A universal bound on N-point correlations from inflation

TL;DR

This paper proves that the Suyama-Yamaguchi inequality relating three-point and four-point correlation functions in inflation models always holds, clarifying its applicability and interpretation in cosmological observations.

Contribution

We provide a general proof that the Suyama-Yamaguchi inequality is universally valid across inflation models, including specific scenarios like the ungaussiton model.

Findings

The inequality always holds, even in models suggesting potential violations.

Apparent violations in experiments can be explained by observational limitations.

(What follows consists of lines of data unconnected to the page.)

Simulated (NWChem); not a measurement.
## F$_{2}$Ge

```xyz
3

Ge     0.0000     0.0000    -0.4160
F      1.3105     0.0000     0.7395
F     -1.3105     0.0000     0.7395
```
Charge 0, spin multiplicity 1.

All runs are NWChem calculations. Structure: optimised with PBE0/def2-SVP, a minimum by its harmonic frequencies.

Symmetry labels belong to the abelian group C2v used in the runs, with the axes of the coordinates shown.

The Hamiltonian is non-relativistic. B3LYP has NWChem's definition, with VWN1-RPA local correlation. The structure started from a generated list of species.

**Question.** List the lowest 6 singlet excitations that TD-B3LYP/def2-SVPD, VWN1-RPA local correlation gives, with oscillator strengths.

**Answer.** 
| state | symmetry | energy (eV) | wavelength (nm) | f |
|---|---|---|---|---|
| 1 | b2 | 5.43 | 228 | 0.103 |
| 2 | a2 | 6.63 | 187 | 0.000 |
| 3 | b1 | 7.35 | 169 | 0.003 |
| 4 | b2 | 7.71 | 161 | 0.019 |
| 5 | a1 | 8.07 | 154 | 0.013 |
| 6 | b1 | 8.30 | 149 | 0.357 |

The proof applies broadly to models with non-Gaussianity generated outside the horizon.

Abstract

Models of inflation in which non-Gaussianity is generated outside the horizon, such as curvaton models, generate distinctive higher-order correlation functions in the CMB and other cosmological observables. Testing for violation of the Suyama-Yamaguchi inequality tauNL >= (6/5 fNL)^2, where fNL and tauNL denote the amplitude of the three-point and four-point functions in certain limits, has been proposed as a way to distinguish qualitative classes of models. This inequality has been proved for a wide range of models, but only weaker versions have been proved in general. In this paper, we give a proof that the Suyama-Yamaguchi inequality is always satisfied. We discuss scenarios in which the inequality may appear to be violated in an experiment such as Planck, and how this apparent violation should be interpreted. We analyze a specific example, the "ungaussiton" model, in which leading-order scaling relations suggest that the Suyama-Yamaguchi inequality is eventually violated, and show that the inequality always holds.